He left home at the age of 9 reportly after a harsh beating by his grandmother...
Sorry about that. It seemed to me when I started writing this it should have some twisted and bent tale as to why I tattoo baby dolls.
I searched my childhood memories for the one event that steered my world down the dark hole. None! My various employment over the years did include a short stint as a grave digger, but that turned out to be more about mowing the grass than digging anything by moon light.
Most of my other employment has been spent answering this question for people “what would it look like if...?” I mean that’s what artist/designers do, pull ideas from the gray area into the light for all to see. My whole life revolves around this question, its hard not to look at something just for what it is, but what it could be. Which leads me back to the Cherubs.

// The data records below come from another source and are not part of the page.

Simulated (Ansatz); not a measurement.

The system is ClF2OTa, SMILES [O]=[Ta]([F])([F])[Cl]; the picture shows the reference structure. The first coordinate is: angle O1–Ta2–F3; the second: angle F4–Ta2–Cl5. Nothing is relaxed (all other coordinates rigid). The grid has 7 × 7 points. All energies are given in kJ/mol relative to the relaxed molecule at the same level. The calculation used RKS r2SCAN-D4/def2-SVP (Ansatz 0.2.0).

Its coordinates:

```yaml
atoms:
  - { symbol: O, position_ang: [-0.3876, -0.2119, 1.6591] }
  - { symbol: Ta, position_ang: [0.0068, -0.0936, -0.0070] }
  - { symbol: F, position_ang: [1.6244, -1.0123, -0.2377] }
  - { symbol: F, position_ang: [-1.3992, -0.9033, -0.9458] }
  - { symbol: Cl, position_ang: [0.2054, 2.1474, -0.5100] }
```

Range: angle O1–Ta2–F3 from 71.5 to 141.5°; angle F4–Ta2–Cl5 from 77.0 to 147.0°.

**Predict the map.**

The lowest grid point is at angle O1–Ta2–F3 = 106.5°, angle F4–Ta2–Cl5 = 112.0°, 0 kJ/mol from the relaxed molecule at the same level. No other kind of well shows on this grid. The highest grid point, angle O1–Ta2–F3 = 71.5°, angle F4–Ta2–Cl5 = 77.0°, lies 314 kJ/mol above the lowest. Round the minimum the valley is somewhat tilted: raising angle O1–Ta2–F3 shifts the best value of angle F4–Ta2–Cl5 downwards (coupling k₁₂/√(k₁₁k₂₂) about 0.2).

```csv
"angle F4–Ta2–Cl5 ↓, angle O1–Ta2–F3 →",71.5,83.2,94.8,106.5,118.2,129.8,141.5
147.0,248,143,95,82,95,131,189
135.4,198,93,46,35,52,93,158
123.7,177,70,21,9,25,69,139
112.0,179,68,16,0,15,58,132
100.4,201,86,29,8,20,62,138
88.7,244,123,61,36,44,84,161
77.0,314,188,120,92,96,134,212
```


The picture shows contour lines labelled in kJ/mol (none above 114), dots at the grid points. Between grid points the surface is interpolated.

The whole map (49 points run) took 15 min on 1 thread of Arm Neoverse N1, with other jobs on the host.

One day at my local junk yard, while trying to free some of the forgotten dibrie of life for sculpture material, I noticed an old tattoo on my junk dealer’s arm, it looked like vintage military. Under the grease and hair I kept trying to make out what it use to say. No luck. As we dickered over 50 cents my eye was drawn from his arm to an old doll sitting on a shelf in his shed. Yep! “what would it look like if...?” I think he wet himself when I asked him “how much you want for the doll?” He already thinks I’m a loon and that cinched it.
One hour of scrubbing, three days of deodorizing and five days of inking the first
Black Cherub was done.
Most of my sculptures are whimsical and humorous, taking common or familiar items and arranging them into new works that challenge most conventional thinking and ideas.
"I like creating work that people aren’t expecting to see in a gallery setting. Something that makes them stop, think for a minute, then crack a little smile.”